The Japanese navy is preparing to build two small aircraft carriers, the first in more than 60 years, according to Japanese and U.S. officials.

Short takeoff, vertical landing warplanes such as this one could soon give Japan enhanced capability to defend its sea lanes against incursions by China, North Korea and other potentially hostile nations.

Lockheed Martin

The plan for the warships is further evidence that Japan is gradually shedding the pacifist cocoon in which it has wrapped itself since its devastating defeat in World War II.

The two warships will be capable of carrying STOVL (short takeoff, vertical landing) aircraft, also called "jump jets," which can fly as fighters or bombers, plus armed helicopters. The ships will displace 13,500 tons, and about 16,000 tons when fully loaded, and will sail at more than 30 knots.

That will make them comparable to Spain's 16,700- ton Principe De Asturias, which carries 17 planes, but larger than Thailand's 11,500-ton Chakri Nareubet with its 12 planes. The Japanese carriers, however, will not come close to the newly commissioned United States leviathan, the 98,000-ton Ronald Reagan with its 80 warplanes.

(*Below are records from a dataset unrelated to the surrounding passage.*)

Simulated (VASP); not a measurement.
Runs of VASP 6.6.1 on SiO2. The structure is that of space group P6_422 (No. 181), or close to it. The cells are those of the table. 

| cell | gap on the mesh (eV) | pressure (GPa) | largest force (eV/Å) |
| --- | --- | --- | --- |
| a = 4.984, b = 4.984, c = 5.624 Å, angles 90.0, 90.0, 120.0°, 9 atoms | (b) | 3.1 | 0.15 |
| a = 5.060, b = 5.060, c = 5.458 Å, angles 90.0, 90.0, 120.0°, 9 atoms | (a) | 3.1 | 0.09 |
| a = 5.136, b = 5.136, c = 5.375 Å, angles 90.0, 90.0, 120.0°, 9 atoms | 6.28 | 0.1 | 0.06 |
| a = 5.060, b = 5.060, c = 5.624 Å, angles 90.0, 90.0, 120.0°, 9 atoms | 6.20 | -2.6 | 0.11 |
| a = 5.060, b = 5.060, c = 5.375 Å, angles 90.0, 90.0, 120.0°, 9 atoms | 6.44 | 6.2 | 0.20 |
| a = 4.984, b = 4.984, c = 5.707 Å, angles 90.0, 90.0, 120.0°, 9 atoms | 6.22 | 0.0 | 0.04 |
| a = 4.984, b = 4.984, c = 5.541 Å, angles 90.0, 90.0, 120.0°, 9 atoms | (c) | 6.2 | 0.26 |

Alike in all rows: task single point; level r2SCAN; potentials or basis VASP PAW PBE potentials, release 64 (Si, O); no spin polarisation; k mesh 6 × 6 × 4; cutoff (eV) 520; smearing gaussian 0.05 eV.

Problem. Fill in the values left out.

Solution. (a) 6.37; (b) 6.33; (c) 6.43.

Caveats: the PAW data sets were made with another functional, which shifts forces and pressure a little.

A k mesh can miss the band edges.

The Japanese carriers can be deployed as command ships in a task force to give the Maritime Self-Defense Force, as the Japanese navy is called, a modest ability to project power into the sea lanes that are vital to Japan's trading economy.

That capability is likely to draw protests from China, North Korea and South Korea, all of which experienced Japanese invasion before and during World War II. Beijing, Pyongyang and Seoul routinely criticize any attempt by Japan to enhance its security.

In contrast, U.S. political leaders, beginning with President Jimmy Carter's administration in the late 1970s, have encouraged Japan to do more for its own defense. Tokyo has been reluctant until recently, when many Japanese began to perceive an immediate threat from North Korea and a longer-term threat from China.

In its 2003 white paper on defense, published last week, the Self-Defense Agency asserted in more forceful terms than in earlier versions that the nation must build up its fundamental defense capabilities to ensure its independence.

In that respect, Japan is on the verge of building a missile defense, of dispatching troops to Iraq for reconstruction, and has just launched a second pair of intelligence satellites to watch North Korea. Tokyo recently has enacted laws giving the self-defense forces wider latitude in defending their homeland, which other nations would consider the normal duties of their armed forces.

Money for the first small carrier has been included in Japan's defense budget for fiscal 2004 (beginning next April 1) while the second carrier is scheduled for fiscal 2005. The first ship is to be commissioned in 2008, the second in 2009. Two more may be built later.

The plan calls for equipping the carriers with new SH-60 Seahawk helicopters, which are designed to patrol the ocean, to detect submarines and to protect the fleet. They are made in Japan under license from Sikorsky, a U.S. company.

Japanese naval officers call the new ships "destroyers" instead of "aircraft carriers" in an effort to subdue Japanese opponents who are against enhanced defense, and from China and the Koreas. Yet drawings of the warship show the flat deck of a carrier and an "island," or command structure, at the starboard or right edge of the deck.

Moreover, said officials familiar with the ship's design, the deck and hangar below are capable of handling aircraft such as the joint-strike fighter being developed by Lockheed Martin, a leading U.S. defense contractor. That fighter, also called the F-35, is scheduled to go into production in 2008 just as the first Japanese carrier is ready for sea duty.

The F-35, which comes in land-based, carrier-based, and STOVL versions with 80 percent of each one's components identical to the others, will be capable of 1.5 times the speed of sound and will incorporate "stealth" technology to enable the plane to evade radar detection. Northrop Grumman of the United States and BAE Systems of Britain are partners in the project.

The $200 billion program calls for producing 3,000 aircraft intended to replace the U.S. Air Force's F-16, the U.S. Navy's F-18, and the U.S. Marine Corps' AV-8 jump jet. Britain will make similar replacements while Canada, Denmark, Italy, the Netherlands, Norway, and Turkey are considering taking part.

A spokesman for Lockheed Martin said Japanese officials had not expressed "formal interest" in acquiring the joint-strike fighter. Earlier, the Self-Defense Force hoped to buy jump jets for four 14,700-ton assault ships but ran into political opposition.

That was before the Japanese got worried about North Korean missiles and nuclear arms.